Carney heads to Armenia for European Political Community summit
Prime Minister Mark Carney is heading to armenia on Saturday and will stay in Yerevan until Monday for the European Political Community summit. Carney's office says the visit is focused on Ukraine's defence and on drawing more trade and investment to Europe.
The trip puts Canada in a forum that brings together EU countries, Ukraine, Iceland and Turkey, and Canada is the first non-European country to attend these meetings. The summit has been held twice a year since 2022, after Russia's full-scale invasion of Ukraine.
Yerevan summit agenda
The European Political Community summit is set to touch on strategic co-operation in politics, security and infrastructure. Achim Hurrelmann, co-director of the Centre for European Studies at Carleton University, said, "It's really mainly an attempt to create a forum to talk to each other," and said Carney seems to be attending to advance defence procurement deals with Europe.

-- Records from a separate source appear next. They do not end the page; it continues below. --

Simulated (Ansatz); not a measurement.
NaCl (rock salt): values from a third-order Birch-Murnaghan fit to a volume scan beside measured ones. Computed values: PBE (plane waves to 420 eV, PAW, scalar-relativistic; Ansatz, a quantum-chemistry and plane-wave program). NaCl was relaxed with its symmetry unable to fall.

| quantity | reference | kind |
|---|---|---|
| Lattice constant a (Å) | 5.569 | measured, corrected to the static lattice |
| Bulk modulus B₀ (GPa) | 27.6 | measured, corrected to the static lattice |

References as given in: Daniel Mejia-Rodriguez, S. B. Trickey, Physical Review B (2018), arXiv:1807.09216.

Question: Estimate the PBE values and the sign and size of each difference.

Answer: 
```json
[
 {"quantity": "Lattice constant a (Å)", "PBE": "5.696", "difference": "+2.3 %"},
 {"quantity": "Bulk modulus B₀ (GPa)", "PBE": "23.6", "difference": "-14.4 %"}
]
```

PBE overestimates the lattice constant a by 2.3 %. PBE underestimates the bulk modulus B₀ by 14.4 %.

Hurrelmann said Carney is primarily interested in meeting EU leaders, leaders from Ukraine and the U.K. all at once. He added that the trip could help Carney identify projects his government could pursue after repeated high-level statements about defence co-operation.
Canada and Armenia
Jean-François Ratelle, a University of Ottawa professor specializing in the Caucasus region, said it is disappointing that the visit does not appear aimed at continuing Canada's years of advocacy for democracy and peace in Armenia. Ratelle said, "We are witnessing a complete change of our foreign policy and what are our general interests," and added, "It's looking for our own interests and our own opportunities, and not playing that leading role in norms, and what used to define Canada."
The visit also lands against a long-running regional dispute: since the collapse of the Soviet Union, Armenia and Azerbaijan have fought for control of Nagorno-Karabakh. Canada and other countries recognize Nagorno-Karabakh as part of Azerbaijan, despite its population being largely ethnic Armenians.
What Carney seeks in Europe
The friction in this trip is clear in the contrast between the summit's broad diplomatic format and the narrower goals described by the two academics. Ratelle pointed to Canada's shift in foreign policy priorities, while Hurrelmann described a practical push for meetings with EU leaders, Ukraine and the U.K. that could lead to concrete defence and investment projects.
For readers tracking Canada's next move, the immediate outcome will be whatever Carney puts on the table in Yerevan over the weekend and the contacts he makes there. The summit itself gives Ottawa a rare seat at a European forum that has met twice a year since 2022.